So, it seems to be plausible, that |B > < A| is a matrix, or operator.

Two important items to remember:

(1):   < A|B > : inproduct, or inner product, usually the projection of A on B.

(2):  |B > < A| : usually corresponds to a matrix or linear operator.


Next, we will spend a few words on Classical Information versus Quantum Information.


Chapter 3. Classical Information versus Quantum Information.

We are now ready to compare some aspects of Quantum Information, to "Classical" information.
To narrow this down a bit, let's compare information of qubits to "classical bits".

If you would consider a special case of Classical Information, like for example "bits" in a digital computer memory,
then some obvious observations can be made.
For example, the state of a computer register, is completely "known" at a certain moment. It might contain a bitstring like "1001 1101",
and this can be read, copied to tape, or disk, or another computer, or multiple disks etc..
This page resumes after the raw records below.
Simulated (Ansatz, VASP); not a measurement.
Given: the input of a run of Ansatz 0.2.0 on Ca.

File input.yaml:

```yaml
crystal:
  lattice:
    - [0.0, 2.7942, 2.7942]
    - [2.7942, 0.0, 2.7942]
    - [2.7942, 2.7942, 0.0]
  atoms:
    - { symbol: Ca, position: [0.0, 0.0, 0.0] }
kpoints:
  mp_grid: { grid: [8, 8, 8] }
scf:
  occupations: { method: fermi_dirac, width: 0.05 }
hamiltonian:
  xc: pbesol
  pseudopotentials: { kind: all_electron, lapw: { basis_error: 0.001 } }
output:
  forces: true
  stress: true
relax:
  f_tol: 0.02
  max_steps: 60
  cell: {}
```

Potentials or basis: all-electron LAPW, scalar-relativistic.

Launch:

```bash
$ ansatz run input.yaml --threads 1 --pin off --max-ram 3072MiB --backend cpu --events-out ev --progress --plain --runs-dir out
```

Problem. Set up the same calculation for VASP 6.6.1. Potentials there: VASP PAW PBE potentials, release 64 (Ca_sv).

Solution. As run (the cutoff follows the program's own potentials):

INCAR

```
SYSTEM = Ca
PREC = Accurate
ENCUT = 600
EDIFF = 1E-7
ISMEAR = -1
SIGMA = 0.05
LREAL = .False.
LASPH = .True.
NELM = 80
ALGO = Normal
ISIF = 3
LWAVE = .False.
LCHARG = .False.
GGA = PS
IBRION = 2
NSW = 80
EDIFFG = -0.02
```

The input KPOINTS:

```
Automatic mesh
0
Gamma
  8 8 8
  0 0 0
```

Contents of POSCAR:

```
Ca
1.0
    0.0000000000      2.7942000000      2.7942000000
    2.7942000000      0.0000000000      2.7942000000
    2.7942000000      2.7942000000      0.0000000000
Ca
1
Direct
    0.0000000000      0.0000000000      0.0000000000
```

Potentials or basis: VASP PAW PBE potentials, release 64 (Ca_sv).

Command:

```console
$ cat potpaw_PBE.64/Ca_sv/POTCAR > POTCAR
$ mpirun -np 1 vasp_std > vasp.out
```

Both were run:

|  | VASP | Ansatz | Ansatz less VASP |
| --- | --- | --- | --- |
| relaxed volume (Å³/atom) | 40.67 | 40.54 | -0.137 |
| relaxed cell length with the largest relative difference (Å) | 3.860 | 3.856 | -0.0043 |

=> (1) For Classical information, it is generally true that:
  • you can read a register, or memory location, without altering it. It's "state" will not be altered.
  • you can "clone" classical bits without any problem.
  • you can "broadcast" classical bits to many destinations without any problem.
  • If "power keeps on" and futher you do nothing at all, a memory location keeps that same bit string for years.
  • if you don't know the state (content) of a register (or memory location) you can still copy it.
=> (2) For Quantum information, it is generally true that:
  • You don't know the "value" of a qubit. It's "unknown". You only know it can be represented by a superposition of states.
  • If try to "read" it, you interact with it, which "alters" it state.
  • You cannot "copy" a qubit, since you cannot read or measure it precisely. It's a superposition, unless you "collaps" or "project" it.
  • In general, if you "measure" a superposition of states, you get different outcomes all the time. At best you can get (over time) an expectation value.
  • In general, if you "measure" a Quantum System, you get "a value "which you might consider as "classical" but it does not represent the former (fuzzy) Quantum state. That is lost.
  • Quantum Information cannot be fully converted precisely to classical information, and the other way around.
How about that? Would you (largely) agree with the listings above?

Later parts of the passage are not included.